From My Facebook Page Michael Laitman 8/12/18
“Looking back, my wife saved my life,” recalls my veteran Chinese student from Beijing. “On the night of June 4, 1989, I went to sleep in the student dormitories only because my wife insisted that I won’t spend the night in Tiananmen Square again. In the middle of the night, I woke up in panic to the heart-wrenching sounds of cries, and I realized the worst has happened: the army started shooting the protesters, who wanted to make their country better.”
“Tears shed from my eyes like a waterfall, as I was struggling to believe it actually happened. I had to go there and see for myself. My wife and I jumped on our bicycles and rode towards the square as fast as we could.”
“As we approached Changan street, a military helicopter circled above us, using a loudspeaker to warn protesters to evacuate the square immediately or else the army would act. The closer I got to place where the shooting started, the more blood I saw on the streets, and horrible cries deafened my ears. I realized that we had failed. That I had failed. That the nation had failed.”
“My dream was gone as my nation missed its best opportunity to change for the better. The sky fell and reality turned black. This was the breaking and turning point of my life. That morning I cried more than I would cry over the next decade.”
***
Twenty-six years later, I stood in that square, which can hold up to ten million people. Hundreds of thousands of Chinese surrounded me. Such a huge and unimaginable amount of people, yet I felt alone. Not because I was a stranger in a foreign culture, but because the presence of the Chinese people is fundamentally different from that of the Western man. Yet, even that is changing today.
Twenty-six years later, I stood in that square, which can hold up to ten million people. Hundreds of thousands of Chinese surrounded me. Such a huge and unimaginable amount of people, yet I felt alone. Not because I was a stranger in a foreign culture, but because the presence of the Chinese people is fundamentally different from that of the Western man. Yet, even that is changing today.
Over the last thirty years China has been developing at lightning speed. China’s “One Belt, One Road” initiative embodies an aspiration for global domination. An ambitious attempt to connect the world through a network of roads, railways, lanes, and harbors. After many years in which China has been largely absorbing from the world, it is now breaking through and sending its “agents” to every country and in any field.
This also explains the Chinese stubbornness against Trump’s trade war, and its aggressive entry into the global economy. There is, however, a significant difference between the two superpowers: China has enormous resources —steel for example—but it doesn’t necessarily know how to best use them. America possesses the main powers to innovate, while China is best at creating high-quality copies and “Made in China” replications.

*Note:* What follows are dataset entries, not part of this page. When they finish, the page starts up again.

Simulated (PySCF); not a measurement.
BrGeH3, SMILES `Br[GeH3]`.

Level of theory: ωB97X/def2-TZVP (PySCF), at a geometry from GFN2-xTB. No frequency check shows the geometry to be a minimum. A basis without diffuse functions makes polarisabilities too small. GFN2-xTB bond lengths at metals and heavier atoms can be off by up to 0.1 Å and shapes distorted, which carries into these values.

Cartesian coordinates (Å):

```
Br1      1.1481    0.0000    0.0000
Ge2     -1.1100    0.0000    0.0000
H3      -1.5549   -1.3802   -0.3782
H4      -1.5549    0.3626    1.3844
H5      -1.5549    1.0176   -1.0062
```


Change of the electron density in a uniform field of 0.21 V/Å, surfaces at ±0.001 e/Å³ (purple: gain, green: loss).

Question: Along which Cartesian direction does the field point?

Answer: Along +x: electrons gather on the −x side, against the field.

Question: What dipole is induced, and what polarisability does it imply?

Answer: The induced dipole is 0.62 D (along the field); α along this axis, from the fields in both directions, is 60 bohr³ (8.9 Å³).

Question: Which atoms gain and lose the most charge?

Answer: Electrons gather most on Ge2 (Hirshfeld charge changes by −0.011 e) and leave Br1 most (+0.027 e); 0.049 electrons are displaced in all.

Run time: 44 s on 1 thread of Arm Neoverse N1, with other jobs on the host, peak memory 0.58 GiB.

The technological and economic developments on the surface are only the side effect of the deeper desire that drives the Chinese nation. It is the will of the Chinese people that is actually leaping into a significantly new and higher level of development.
After thousands of years of surrender and obedience to the ancient Chinese philosophies that maintained the Chinese people in a balanced relationship with each other and with nature, the dormant ego of the “Chinese giant” is awakening in all its splendor. Now every Chinese has a strong desire to stand out, get rich, and be number one at everything. To fill oneself up as much as possible and no longer settle for a bowl of rice.
In other words, the development of human nature, the growing egoism that characterizes all of humanity, did not skip over the ancient and closed off empire. If during the centuries of the Middle Ages of Europe the rebirth of Western civilization took place, a similar change is taking place in China within only a few decades.
From a global perspective, the accelerated development taking place in China will happen even more rapidly in Africa and South America. The ever-evolving desire to receive pleasure, is both the engine of human development and what shapes everything we see in it—culture, society, government, economics, technology, fashion and all the rest.
Baal HaSulam, the great Kabbalist of the twentieth century, writes in his scientific language: “The will to receive is whole substance of Creation, from beginning to end. Thus, all the creatures, all their innumerable instances and conducts that have appeared and that will appear, are but measures and various denominations of the will to receive.” (“Preface to the Wisdom of Kabbalah”).
Ancient Chinese philosophy was well aware of the desire to receive that drives everyone. It also recognized the need to bring it into balance and mutual accord between people and in their relationship to nature. But it only applied these principles on the material level. Confucianism is very earthy and materialistic, it is moral, collective and simple.
Decades after the mass disengagement from the ancient philosophies that established the concept of Chinese man, additional changes today no longer allow the suppression of desire within the Chinese nation. It is a necessary, natural, and inevitable process, towards a new, spiritual level of development.
Both China and the world, the East and the West, all face a paradigm shift. The Western world has already taken a few steps forward and is sinking into a crisis. People feel emptiness, depression has become the number one cause of disability, the youth is disoriented by the virtual world, drugs and prostitution are everywhere, and the list goes on. China is now racing on the same sweet-sour track.
In the not-too-distant future, both Western and Eastern cultures will have to rediscover balance with nature on a level that we haven’t known before. The way to balance the growing desire is not through oppression, but by creating a counter-force—the sense of mutual, complete and harmonious connection between us.
Humanity is about to discover the natural binding force that connects all of us to a single human organism around the planet. Only this new awareness will enable each nation and every person to properly integrate with the rest of humanity. Then, a new spiritual space will open up, along with an understanding of how to balance the human desire without suppressing it, and how to fil it with a new kind of spiritual fulfillment.
Then every nation will find its place in the human mosaic, and the people of China will discover a new humanity, connected and round like Tiananmen Square, the largest city square in the world, called the “Gate of Heavenly Peace.”